Readers of the fifth assessment report from the Intergovernmental Panel on Climate Change (IPCC) may well feel that they have seen much of it before. The report from Working Group I is due for final approval and publication just before this Editorial is published. However, earlier drafts have been widely reported, following leaks during the lengthy period of assemblage, review and re-review. Perhaps more importantly, many of the key quantifications of change have stubbornly remained within very similar uncertainty ranges over the set of five assessment reports since 1990. Sea level is now projected to rise by between 0.29 and 0.96 metres by the year 2100, compared to a range of about 0.32 to 1.08 metres in the 1990 report. And with a range of 1.5 to 4.5 °C, projections of the response of global mean temperatures to a doubling of atmospheric carbon dioxide concentrations have arrived back where they started in the first report, after some minor ups and downs on both boundaries over the course of the five reports.
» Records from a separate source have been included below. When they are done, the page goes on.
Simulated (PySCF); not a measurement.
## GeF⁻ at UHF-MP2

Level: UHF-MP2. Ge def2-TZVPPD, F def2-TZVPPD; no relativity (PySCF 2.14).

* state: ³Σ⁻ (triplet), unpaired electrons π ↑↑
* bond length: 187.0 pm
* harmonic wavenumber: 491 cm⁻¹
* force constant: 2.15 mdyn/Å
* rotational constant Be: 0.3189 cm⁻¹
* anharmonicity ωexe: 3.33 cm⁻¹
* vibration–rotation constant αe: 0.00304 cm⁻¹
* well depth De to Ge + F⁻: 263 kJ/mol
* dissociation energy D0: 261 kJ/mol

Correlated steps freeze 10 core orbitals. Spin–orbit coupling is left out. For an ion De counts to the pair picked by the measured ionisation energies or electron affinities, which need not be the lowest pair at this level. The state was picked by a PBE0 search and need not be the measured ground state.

This is not to say that there has been no progress. Cloud feedbacks, an issue of long-standing debate over the years, are now assessed as likely to be positive overall. Patterns of projected precipitation change, another conundrum, are emerging with high confidence: more rain and snow is expected in high latitudes, whereas the more arid regions in mid-latitudes will probably dry out further. It is also important to keep in mind that the number ranges given in the first report were based on very patchy knowledge and could quite plausibly have been overturned by further work. The fact that they have stood the test of time may be testimony to the excellent intuition of the 1990 IPCC authors — or just pure luck. In any case, thanks to almost two and a half decades of intensive work, we now know that the climate is warming, and confidence that we understand the most important causes, feedbacks and impacts of this warming is immeasurably higher.

Authors of the IPCC report spend long hours assessing the literature. Credit: © IMAGEZOO/ALAMY

In 1990, the relative magnitudes of human-induced warming and natural variability were quite unclear, and unequivocal detection of the effect of human action on climate was considered “not likely for another decade or more” (http://go.nature.com/VYJMxK). According to the draft version of the 2013 report that was available at the time of writing, “it is extremely likely that human activities have caused more than half of the observed increase in global average surface temperature since the 1950s”. That is still weaker than unequivocal detection, but room for doubt is clearly dwindling: “extremely likely” in IPCC terminology translates to a probability of more than 95%.

A much higher degree of certainty is probably not achievable. After all, the report is a consensus document that encompasses the interpretations, by a large and diverse community of scientists, of incomplete and imperfect measurements and projections of the Earth's climate. The IPCC process is thus facing diminishing returns. The lower-limit probability given for the statement that most of the recent warming was human-induced evolved from 66% in 2001 to 90% in 2007, and now 95% in 2013.

The two big questions for which the IPCC was founded (is the planet's climate changing, and, if so, are humans responsible) had effectively been answered, in the affirmative, in 2007. The emerging narrative from this latest report, of an incremental consolidation of 23-year-old climate change projections for the twenty-first century, is unlikely to energize the public into demanding more decisive climate change mitigation from their political representatives, let alone changing their own way of life.

Climate scientists, by contrast, are energized enormously by the IPCC process, albeit some time before the publication of each report. Most noticeable from our perspective, in the run-up to the submission deadline for manuscripts to be considered in the report, Nature Geoscience received an unprecedented number of papers (Nature Geosci. 6, 1; 2013) — although only a fraction of the subjects we cover is relevant to the IPCC report now published. Not all of those additional papers were as carefully thought through as might be desirable: like everyone else, climate researchers respond to the pressure of deadlines. Evaluating this immense body of last-minute work, along with all the other studies published since the previous assessment in 2007, has bound vast amounts of climate scientists' time.

Such an enormous collective effort requires compelling justification, especially now that the reality and primary cause of climate change are essentially settled. As the community is facing a larger number of second-tier questions — for example, regarding the manifestation of climate change in extreme events, in water and food availability and on regional scales, or the ever-elusive effect of aerosols on climate — a less monolithic approach may well be more efficient.

In our January 2013 issue, Thomas Stocker, co-chair of Working Group I of the IPCC, suggested that future IPCC work could be split into a series of assessments — for example, along the lines of the current chapter structure, each updated individually at the pace of the relevant science (Nature Geosci. 6, 7–8; 2013 ). Such a procedure would be in line with good practice for scientific publications: write a paper only when there is something new to report.

Before another round of assessments starts, we need a catalogue of the most pressing, second-tier open problems. When a new consensus forms on any of those — and perhaps only then — a focussed report on that issue would be due.